UK businesses are still too cursory when it comes to risk planning, despite the events of the past 18 months roundly demonstrating the value of thorough contingency planning.

While the past year's seen a rise in the number of companies to adopt some form of business continuity planning, fewer managers see it as important to their business, and many see it as a tick-box exercise, according to Ruth Spellman, the head of he Chartered Management Institute.

Its annual research into business continuity planning with the Cabinet Office, "A Decade of Living Dangerously" identifies serious gaps in corporate understanding of risk, and a complacent attitude to taking action.

Even in areas where companies could see they might be vulnerable -- IT security being the Achilles heel for most companies -- 33 per cent of the execs surveyed hadn't tested their continuity plans at all.
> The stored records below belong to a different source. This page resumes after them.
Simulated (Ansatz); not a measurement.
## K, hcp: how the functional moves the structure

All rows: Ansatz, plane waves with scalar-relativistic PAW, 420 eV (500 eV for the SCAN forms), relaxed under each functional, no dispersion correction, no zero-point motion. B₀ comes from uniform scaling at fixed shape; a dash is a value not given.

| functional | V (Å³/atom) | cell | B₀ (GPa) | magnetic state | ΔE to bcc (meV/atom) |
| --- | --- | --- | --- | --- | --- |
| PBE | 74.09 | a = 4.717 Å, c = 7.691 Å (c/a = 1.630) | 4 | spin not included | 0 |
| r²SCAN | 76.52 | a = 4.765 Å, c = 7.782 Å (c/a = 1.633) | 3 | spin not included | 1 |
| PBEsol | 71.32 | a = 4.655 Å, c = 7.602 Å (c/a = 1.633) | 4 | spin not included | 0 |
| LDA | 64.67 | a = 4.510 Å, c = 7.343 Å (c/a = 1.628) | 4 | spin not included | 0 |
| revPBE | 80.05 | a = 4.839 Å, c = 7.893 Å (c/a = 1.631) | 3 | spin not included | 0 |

What's more, there are less obvious weak spots that a company needs to make contingency plans for, says Spellman: brand damage, supply chain relationships or the loss of key clients could hurt a company's cashflow significantly, particularly in the current economic climate.

Negative publicity or bad press coverage is less of a worry than it used to be, too: 41 per cent identified it as a risk this year, compared to 51 per cent last year and 43 per cent the year before. Pressure to cut budgets could curtail time spent on what's considered more elaborate or longer-term planning.

What's more, tough times can encourage a silo mentality among teams, despite the obvious advantages of sharing more information across teams.

The opposite should be happening, says Spellman: this is the time for departments to open up their teams.

She also advocates that non-execs include it more frequently in their board agendas and that someone senior from within the company be available to report back on the big issues and how the company might tackle them.

The CMI findings are again a reminder, though, of the paucity of forward-planning approaches on offer for 'rehearsing' risk scenarios. It's possible to see how a business might practice its approach to a severe change in the weather, but planning approaches for less obvious issues -- reputation damage, or the kind of brand outcry Tropicana faced when it changed its packaging -- is harder to see coming.

That's why Spellman insists on a wider range of company stakeholders taking part in any risk discussion. Creating a cross-departmental BCP 'taskforce' would give managers and their teams a chance to identify what their biggest areas of vulnerability might be, how a problem would affect them, and what they could do plan ahead.

It's a pretty simple idea, but achieves several things at once: companies can start to think around potential problems and plan more thoroughly.

It brings real users into the picture, often an issue when technology fails. It's a valuable stakeholder and shareholder confidence builder.

It also takes the weight off the one individual (usually in finance) to whom risk's been delegated (or relegated). That's the kind of box-ticking of which Spellman would probably approve.